Inverse set functions identities For my analysis 1 class, I have to solve this problem:

Let $f:A\rightarrow B$ be a function and let $A_1,A_2\subseteq A$ and $B_1,B_2\subseteq B$.
(c) Prove that $f^{-1}(B_1\setminus B_2)=f^{-1}(B_1)\setminus f^{-1}(B_2)$
(d) Provide an example such that $f(A_1 \setminus A_2) \neq f(A_1)\setminus f(A_2)$. Provide a condition on $f$ that implies that $f(A_1\setminus A_2)=f(A_1)\setminus f(A_2)$

MY SOLUTION
(c)
$$\begin{align}
\text{Let } x\in f^{-1}(B_1\setminus B_2)\, &\iff f(x)\in B_1\setminus B_2 \\ 
                &\iff \, f(x)\in B_1 \text{ and } f(x) \notin B_2 \\
                &\iff \, x\in f^{-1}(B_1) \text{ and } x\notin f^{-1}(B_2) \\
                &\iff \, x\in f^{-1}(B_1)\setminus f^{-1}(B_2)
\end{align}$$
After doing question (c) and seeing question (d), I thought I could do a similar proof to prove that $f(A_1\setminus A_2)=f(A_1)\setminus f(A_2)$:
$$\begin{align}
\text{Let } f(x)\in f(A_1\setminus A_2)\, &\iff x\in A_1\setminus A_2 \\ 
                &\iff \, x\in A_1 \text{ and } x \notin A_2 \\
                &\iff \, f(x)\in f(A_1) \text{ and } f(x)\notin f(A_2) \\
                &\iff \, f(x)\in f^{-1}(A_1)\setminus f^{-1}(A_2)
\end{align}$$
But I realized while writing my proof that, from arrow 2 to arrow 3, there was a mistake because if I take $f(x)=x^2$, $A_1=\{x<0\}$ and $A_2=\{x>0\}$, it's not true that $\left[x\in A_1 \text{ and } x \notin A_2\right] \, \iff \, \left[f(x)\in f(A_1) \text{ and } f(x)\notin f(A_2)\right]$ (because $f(A_1)=f(A_2)$). So I was wondering why there should be a condition on $f$ for (d) but none on $f^{-1}$ for (c).
Thanks in advance for your answers.
 A: The same issue arises already with your first claim: $$f(x)\in f(A_1\setminus A_2)\, \implies x\in A_1\setminus A_2.$$
Or more simply: $f(x)\in f(A_1)\, \implies x\in A_1, $ since the error in your thinking is not to do with set difference, it seems to me.
Why should information about the location of $f(x)$ (necessarily) help you locate $x$? Your example of $x \mapsto x^2$ is a useful one here. Note that it is a "two-to-one" mapping.

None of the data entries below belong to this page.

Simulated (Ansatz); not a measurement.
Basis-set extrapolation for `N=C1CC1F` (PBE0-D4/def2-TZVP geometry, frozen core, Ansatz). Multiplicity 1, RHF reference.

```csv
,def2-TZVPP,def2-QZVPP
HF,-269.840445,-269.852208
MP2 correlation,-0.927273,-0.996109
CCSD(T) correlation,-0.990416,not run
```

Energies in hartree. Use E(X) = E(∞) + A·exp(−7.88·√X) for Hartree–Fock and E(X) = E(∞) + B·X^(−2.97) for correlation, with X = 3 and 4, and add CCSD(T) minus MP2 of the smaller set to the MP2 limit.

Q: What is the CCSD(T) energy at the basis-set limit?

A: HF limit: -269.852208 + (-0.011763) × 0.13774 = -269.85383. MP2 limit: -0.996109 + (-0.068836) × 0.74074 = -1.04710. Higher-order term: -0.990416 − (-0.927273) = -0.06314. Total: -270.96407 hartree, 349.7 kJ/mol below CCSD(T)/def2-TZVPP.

But a more dramatic example is $f(x) = \tan x,$ letting $A_1 = [0,\pi/4].$ So if I tell you $f(x)\in f(A_1)$, this says simply that $0 \leqslant f(x) \leqslant 1$.
But this in no way makes it safe to conclude $0 \leqslant x \leqslant \pi/4$. (Look at the graph of tangent if you do not see this.)
Whatever condition we provide to fix part (d) must outlaw functions like tangent and $x^2$. (Or at least require us to restrict their domains.)
Your proof for part (c) is valid, so no extra condition is needed. In fact the proof of (c) uses nothing other than the definition of set difference and the definition of a statement of the form $x\in f^{-1}(B_1)$.